Skip to main content

Pentaho+ documentation has moved!

The new product documentation portal is here. Check it out now at docs.hitachivantara.com

 

Hitachi Vantara Lumada and Pentaho Documentation

Troubleshooting AEL

Parent article

Follow the suggestions in these topics to help resolve common issues with running transformations with the Adaptive Execution Layer.

Steps cannot run in parallel

If you are using the Spark engine to run a transformation with a step that cannot run in parallel, it generates errors in the log.

Some steps cannot run in parallel (on multiple nodes in a cluster), and will produce unexpected results. However, these steps can run as a coalesced dataset on a single node in a cluster. To enable a step to run as a coalesced dataset, add the step ID as a property value in the configuration file for using the Spark engine.

Get the step ID

Each PDI step has a step ID, a globally unique identifier of the step. Use one of the following methods to get the ID of a step:

Method 1: Retrieve the ID from the PDI client

You can retrieve a step ID though the PDI client with the following steps:

Procedure

  1. From the menu bar in the PDI client, select Tools Show plugin information.

    The Plugin browser appears.
  2. Select Step in the Plugin type menu to filter by step name, and find your step name in the table to obtain the related ID.

Method 2: Retrieve the ID from the log

You can retrieve a step ID though the PDI client logs with the following steps:

Procedure

  1. In the PDI client, create a new transformation and add the step to the transformation.

    For example, if you needed to know the ID for the Select values step, you would add that step to the new transformation.
  2. Set the log level to debug.

  3. Execute the transformation using the Spark engine.

    The step ID displays in the Logging tab of the Execution Results pane. For example, the log displays Selected the SelectValues step to run in parallel as a GenericSparkOperation, where SelectValues is the step ID.

Method 3: Retrieve the ID from the PDI plugin registry

If you are a developer, you can retrieve the step ID from the PDI plugin registry as described in Dynamically build transformations.

NoteIf you have created your own PDI transformation step plugin, the step ID is one of the annotation attributes that the developer supplies.

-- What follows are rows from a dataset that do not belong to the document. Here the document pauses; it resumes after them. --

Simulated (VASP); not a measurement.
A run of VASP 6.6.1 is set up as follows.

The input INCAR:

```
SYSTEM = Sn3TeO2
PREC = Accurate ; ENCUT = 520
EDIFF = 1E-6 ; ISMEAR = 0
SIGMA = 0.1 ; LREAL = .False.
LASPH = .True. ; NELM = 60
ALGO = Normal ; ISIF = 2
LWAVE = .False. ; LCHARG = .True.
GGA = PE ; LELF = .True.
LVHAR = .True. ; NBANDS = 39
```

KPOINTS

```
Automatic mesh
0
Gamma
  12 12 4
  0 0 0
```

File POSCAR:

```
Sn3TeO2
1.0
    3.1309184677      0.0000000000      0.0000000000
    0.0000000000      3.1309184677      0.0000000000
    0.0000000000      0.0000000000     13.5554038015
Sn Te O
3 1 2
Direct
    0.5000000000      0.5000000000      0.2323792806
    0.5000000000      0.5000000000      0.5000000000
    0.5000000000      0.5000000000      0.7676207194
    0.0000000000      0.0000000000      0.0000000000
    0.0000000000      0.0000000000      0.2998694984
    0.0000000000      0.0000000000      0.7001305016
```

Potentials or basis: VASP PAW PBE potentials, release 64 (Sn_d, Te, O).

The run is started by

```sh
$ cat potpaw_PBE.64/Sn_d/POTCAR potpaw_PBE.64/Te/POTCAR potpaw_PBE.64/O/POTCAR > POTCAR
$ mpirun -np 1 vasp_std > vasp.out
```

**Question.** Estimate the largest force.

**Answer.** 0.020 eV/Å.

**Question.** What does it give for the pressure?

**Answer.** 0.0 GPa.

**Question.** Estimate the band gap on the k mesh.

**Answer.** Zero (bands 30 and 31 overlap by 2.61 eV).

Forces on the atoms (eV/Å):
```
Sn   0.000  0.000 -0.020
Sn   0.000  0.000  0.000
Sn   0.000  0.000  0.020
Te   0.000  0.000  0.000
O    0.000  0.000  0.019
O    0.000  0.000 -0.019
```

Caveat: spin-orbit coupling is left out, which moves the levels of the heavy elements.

Add the step ID to the configuration file

The configuration file, org.pentaho.pdi.engine.spark.cfg, contains the forceCoalesceSteps property. The property is a pipe-delimited listing of all the IDs for the steps that should run with a coalesced dataset. Pentaho supplies a default set to which you can add IDs for steps that generate errors.

Perform the following steps to add another step ID to the configuration file:

Procedure

  1. Navigate to the data-integration/system/karaf/etc folder on the edge node running the AEL daemon and open the org.pentaho.pdi.engine.spark.cfg file.

  2. Append your step ID to the forceCoalesceSteps property value list, using a pipe character separator between the step IDs.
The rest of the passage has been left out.